Bring a pot of water to boil. When it's boiling, add salt. Throw the pasta in and cook until it's al dente. Be sure to reserve some pasta water.
While waiting for pasta water to boil, heat a large pan over medium heat. Add the olive oil and let it heat up.
When the olive oil is shimmering, add the chopped onion and let it cook until soft, 3-4 minutes. Add the prosciutto and let it cook down until slightly crispy, another 3-4 minutes.
Optional step: Deglaze with a splash of white wine.
When the alcohol from the white wine evaporates off (a few mins, if using), add the peas to the prosciutto/onion and cook for a few minutes. If pasta is not ready by this time, turn the heat on the pan down to low.

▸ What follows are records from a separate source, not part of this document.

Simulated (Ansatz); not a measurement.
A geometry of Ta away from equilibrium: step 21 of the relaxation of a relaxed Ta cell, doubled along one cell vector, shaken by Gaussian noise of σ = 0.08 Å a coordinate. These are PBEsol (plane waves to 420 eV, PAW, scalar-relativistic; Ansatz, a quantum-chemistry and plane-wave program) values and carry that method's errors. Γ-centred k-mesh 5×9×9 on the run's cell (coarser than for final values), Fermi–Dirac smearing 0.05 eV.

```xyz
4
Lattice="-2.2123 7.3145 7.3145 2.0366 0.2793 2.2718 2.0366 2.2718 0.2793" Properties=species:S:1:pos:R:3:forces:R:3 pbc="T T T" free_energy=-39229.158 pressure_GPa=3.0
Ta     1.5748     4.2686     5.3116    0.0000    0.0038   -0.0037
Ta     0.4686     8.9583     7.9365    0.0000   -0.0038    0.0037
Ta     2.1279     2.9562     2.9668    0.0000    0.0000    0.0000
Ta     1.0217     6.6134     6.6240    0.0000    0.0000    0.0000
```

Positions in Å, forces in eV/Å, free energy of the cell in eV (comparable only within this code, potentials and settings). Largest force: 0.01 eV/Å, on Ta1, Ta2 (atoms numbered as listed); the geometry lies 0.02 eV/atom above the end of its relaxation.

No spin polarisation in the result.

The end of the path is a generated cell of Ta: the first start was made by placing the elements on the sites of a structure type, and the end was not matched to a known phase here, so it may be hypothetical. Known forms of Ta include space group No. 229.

While peas are cooking, make the egg mixture: in a bowl, beat egg and egg yolks together, with parmigiano reggiano, freshly ground black pepper to taste, and a splash of pasta cooking water. Set aside.
When pasta is cooked to al dente, add it to the pan (still over medium heat), along with a ladle of pasta water.
Toss the pasta together with the prosciutto and peas for a few minutes, and remove from the heat.
Add the egg mixture to the pasta and toss once more until pasta is evenly coated.
Plate and top with additional parmigiano reggiano. Enjoy!